Tarot is Cardboard
I get kind of creeped out when people talk about their tarot decks as if the cards were alive. It seems to reduce this book of spiritual wisdom in picture form to something superstitious and silly.
But often you'll hear tarotists say that their cards are mad at them, or their cards won't speak to them. I know what they mean when they say things like this, but it always makes me wonder if they really believe that seventy-eight pieces of cardboard have "special powers."
Many cultures make inanimate objects sacred. Islam has strict protocols regarding the treatment of each copy of the Koran.
And here's the thing that confuses people. Tarot IS sacred. That is, the images, the symbols, the archetypes, the lessons and the process of tarot are sacred.

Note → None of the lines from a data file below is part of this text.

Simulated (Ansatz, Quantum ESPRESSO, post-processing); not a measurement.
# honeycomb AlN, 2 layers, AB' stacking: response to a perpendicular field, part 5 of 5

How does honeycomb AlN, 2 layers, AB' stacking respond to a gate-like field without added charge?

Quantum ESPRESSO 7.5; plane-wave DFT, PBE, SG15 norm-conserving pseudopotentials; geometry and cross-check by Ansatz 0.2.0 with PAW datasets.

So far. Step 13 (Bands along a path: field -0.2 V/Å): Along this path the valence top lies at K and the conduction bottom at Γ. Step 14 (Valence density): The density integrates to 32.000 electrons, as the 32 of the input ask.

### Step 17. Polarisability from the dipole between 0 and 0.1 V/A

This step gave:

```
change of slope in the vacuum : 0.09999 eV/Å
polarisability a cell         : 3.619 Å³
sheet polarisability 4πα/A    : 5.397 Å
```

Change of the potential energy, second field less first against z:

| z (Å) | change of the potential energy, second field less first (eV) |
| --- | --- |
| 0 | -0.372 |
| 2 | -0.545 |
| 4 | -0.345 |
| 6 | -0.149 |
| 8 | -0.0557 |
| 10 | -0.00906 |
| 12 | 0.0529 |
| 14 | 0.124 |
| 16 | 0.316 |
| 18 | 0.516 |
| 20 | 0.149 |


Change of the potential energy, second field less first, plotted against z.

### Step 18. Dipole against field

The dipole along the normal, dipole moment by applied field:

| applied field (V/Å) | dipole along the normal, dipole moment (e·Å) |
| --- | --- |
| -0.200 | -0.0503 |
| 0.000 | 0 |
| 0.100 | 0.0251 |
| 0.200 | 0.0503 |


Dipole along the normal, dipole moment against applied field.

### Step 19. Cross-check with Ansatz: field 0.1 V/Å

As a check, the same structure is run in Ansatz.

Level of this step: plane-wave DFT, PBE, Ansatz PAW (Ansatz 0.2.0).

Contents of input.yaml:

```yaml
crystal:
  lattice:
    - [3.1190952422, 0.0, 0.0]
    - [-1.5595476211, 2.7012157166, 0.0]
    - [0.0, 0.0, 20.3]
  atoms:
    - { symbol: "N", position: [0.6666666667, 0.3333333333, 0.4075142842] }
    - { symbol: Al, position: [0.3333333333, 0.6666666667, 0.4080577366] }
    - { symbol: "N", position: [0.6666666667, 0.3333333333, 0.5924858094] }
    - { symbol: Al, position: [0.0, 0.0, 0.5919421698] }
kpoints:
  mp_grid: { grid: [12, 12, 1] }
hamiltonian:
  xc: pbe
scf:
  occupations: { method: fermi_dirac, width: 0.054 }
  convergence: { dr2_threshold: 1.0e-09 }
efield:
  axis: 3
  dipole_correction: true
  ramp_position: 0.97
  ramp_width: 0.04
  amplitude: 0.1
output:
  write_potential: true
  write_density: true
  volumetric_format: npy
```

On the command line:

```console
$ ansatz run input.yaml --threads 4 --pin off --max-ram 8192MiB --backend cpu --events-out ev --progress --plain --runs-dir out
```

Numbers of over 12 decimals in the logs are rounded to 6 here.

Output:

To me, tarot is like a telephone. When I use my phone to talk with someone I love I am grateful for that ability. But I don't love my phone, and I don't tell my friends what my phone said. I appreciate my phone, and I tell my friends the sweet things my honey said. To me, this is an important distinction.
Like the phone, tarot is a tool. Tarot is a tool that allows us to communicate with Spirit, with our Higher Selves and with the unconscious and subconscious mind. Tarot allows us to communicate with angels and with animals. Tarot teaches us how to communicate with one another. That's pretty powerful stuff.
And tarot is also seventy-eight pieces of cardboard.